How did the solution arrive at this step in this inverse Trigonometry step?

Question

Step : $\arcsin(\sin 10^{\circ}) - \arccos(\cos 10^{\circ}) = 3\pi-10-(4\pi-10) = -\pi$

I do not understand how the $\pi$ is coming. Shouldn't it be just $10°-10° = 0$?

Answer 1

You are correct. As stated, the correct answer to the question is $0^\circ$.

Expressed in words, the expression $\arcsin(\sin10^\circ)$ means "The angle between $-90^\circ$ and $90^\circ$ whose sine is the same as $\sin10^\circ$." The only such angle in that range is $10^\circ$.

The expression $\arccos(\cos10^\circ)$ means "The angle between $0^\circ$ and $180^\circ$ whose cosine is the same as $\cos10^\circ$." The only such angle in that range is $10^\circ$.

Therefore, the value of the expression is $10^\circ-10^\circ=0^\circ$.

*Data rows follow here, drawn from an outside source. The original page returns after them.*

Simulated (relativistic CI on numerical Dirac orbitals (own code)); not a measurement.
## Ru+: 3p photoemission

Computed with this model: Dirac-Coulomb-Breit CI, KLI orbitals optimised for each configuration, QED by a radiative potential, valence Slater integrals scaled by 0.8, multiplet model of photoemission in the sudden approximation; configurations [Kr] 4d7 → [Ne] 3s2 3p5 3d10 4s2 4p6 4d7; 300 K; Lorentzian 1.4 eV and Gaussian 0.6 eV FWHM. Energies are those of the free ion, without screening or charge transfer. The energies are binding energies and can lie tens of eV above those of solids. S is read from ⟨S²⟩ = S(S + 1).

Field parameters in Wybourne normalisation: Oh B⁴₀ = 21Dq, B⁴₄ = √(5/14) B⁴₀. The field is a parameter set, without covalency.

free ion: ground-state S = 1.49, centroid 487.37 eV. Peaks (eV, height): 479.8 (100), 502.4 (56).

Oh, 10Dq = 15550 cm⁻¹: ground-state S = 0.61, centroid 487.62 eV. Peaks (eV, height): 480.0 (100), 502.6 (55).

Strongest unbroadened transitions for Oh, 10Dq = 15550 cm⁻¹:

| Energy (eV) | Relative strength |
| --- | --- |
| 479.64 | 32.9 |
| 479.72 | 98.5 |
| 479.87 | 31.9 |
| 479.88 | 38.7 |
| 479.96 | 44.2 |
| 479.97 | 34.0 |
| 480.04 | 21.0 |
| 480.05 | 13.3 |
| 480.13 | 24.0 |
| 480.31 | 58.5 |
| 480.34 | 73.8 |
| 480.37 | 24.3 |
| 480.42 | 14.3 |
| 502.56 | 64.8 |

Note that the only way the given answer could be correct would be in the context of a specially defined, non-standard definition of the inverse sine and cosine functions. You should check to see if that is the case for this exercise.

Answer 2

In inverse trig function we need always consider the co-terminal angle contributions, two solutions per rotation of the radius vector. Using $\theta $ instead of$ 10 ^{\circ}$, we have all angles as

Inverse sine

$$\theta,\pi-\theta,\theta,2\pi+\theta,3\pi-\theta,.. $$

Inverse cosine $$\theta,-\theta,2\pi+\theta,2 \pi-\theta,...$$

Subtract and the difference is always $ k\pi,$ where $k$ need not always be zero.